Reputation: 139
I am working on building the Kafka-connect application using JDBC sink connector in kubernetes. I tried the Standalone mode and it is working. I would like to move to the distributed mode. I can successfully build up two pods (kafka connector) by running yaml file below:
apiVersion: extensions/v1beta1
kind: Deployment
metadata:
namespace: vtq
name: kafka-sink-postgres-dis
spec:
replicas: 2
template:
metadata:
labels:
app: kafka-sink-postgres-dis
spec:
containers:
- name: kafka-sink-postgres-dis
image: ***
imagePullPolicy: Always
bin/connect-distributed.sh config/worker.properties
bootstrap.servers=***:9092
offset.flush.interval.ms=10000
rest.port=8083
rest.host.name=127.0.0.1
key.converter=org.apache.kafka.connect.storage.StringConverter
value.converter=io.confluent.connect.avro.AvroConverter
value.converter.schema.registry.url=http://schema-registry:8081
# Prevent the connector from pulling all historical messages
auto.offset.reset=latest
# options below may be required for distributed mode
# unique name for the cluster, used in forming the Connect cluster group. Note that this must not conflict with consumer group IDs
group.id=connect-postgres-sink-dis
# Topic to use for storing offsets. This topic should have many partitions and be replicated.

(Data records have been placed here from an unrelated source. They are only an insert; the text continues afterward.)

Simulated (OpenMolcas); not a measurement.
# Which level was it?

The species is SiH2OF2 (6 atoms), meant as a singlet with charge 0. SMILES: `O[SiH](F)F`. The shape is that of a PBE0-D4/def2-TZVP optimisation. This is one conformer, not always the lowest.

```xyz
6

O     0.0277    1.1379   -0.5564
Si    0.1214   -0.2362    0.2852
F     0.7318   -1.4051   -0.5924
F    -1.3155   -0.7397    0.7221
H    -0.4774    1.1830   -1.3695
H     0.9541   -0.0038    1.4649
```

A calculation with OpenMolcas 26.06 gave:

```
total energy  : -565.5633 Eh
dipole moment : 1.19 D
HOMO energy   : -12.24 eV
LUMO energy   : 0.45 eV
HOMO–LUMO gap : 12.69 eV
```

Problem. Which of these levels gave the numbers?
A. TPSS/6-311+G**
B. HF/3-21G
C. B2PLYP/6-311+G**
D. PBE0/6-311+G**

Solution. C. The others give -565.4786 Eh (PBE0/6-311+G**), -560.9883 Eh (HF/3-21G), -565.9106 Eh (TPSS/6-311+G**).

offset.storage.topic=postgres-connect-offsets
offset.storage.replication.factor=3
# Topic to use for storing connector and task configurations; note that this should be a single partition, highly replicated topic.
# You MUST manually create the topic to ensure single partition for the config topic as auto created topics may have multiple partitions.
config.storage.topic=postgres-connect-configs
config.storage.replication.factor=3
# Topic to use for storing statuses. This topic can have multiple partitions and should be replicated.
status.storage.topic=postgres-connect-status
status.storage.replication.factor=3
And created one sink connector inside of each pod with task.max=1 and the two connectors listened to the same topic. It turned out to be that they just duplicated.
curl -X POST -H "Content-Type: application/json" --data '{"name": "postgres_sink_dis", "config": {"connector.class":"io.confluent.connect.jdbc.JdbcSinkConnector", "tasks.max":"1", "connection.url":"***","topics":"***"}}' http://127.0.0.1:8083/connectors
But I am quite confusing by the concepts of kafka connect cluster, the workers, the connectors, the tasks. I read from https://github.com/enfuse/kafka-connect-demo/blob/master/docs/install-connector.md. They Set up port-forwarding to the rest port before configuring the connector. I tried with that and after deploying the service and creating the connector, there is no return for curl -s 172.0.0.1:8083/connectors.
Can anyone give me a short description what should I do next and any relevant information would be very helpful. Thanks!
UPDATES: Finally, I figured out the issue and solved the problem. 1. Deploy two pods/workers separately with the same group.id and different rest.port (https://docs.confluent.io/current/connect/userguide.html). 2. Inside the pod, create a connector with tasks.
Upvotes: 4
Views: 5354
Reputation: 139
For example you have a connector cluster of two workers/two pods. You can create connectors ( sink or source ) with several tasks in the cluster and these tasks will be distributed in the two workers.
Upvotes: 1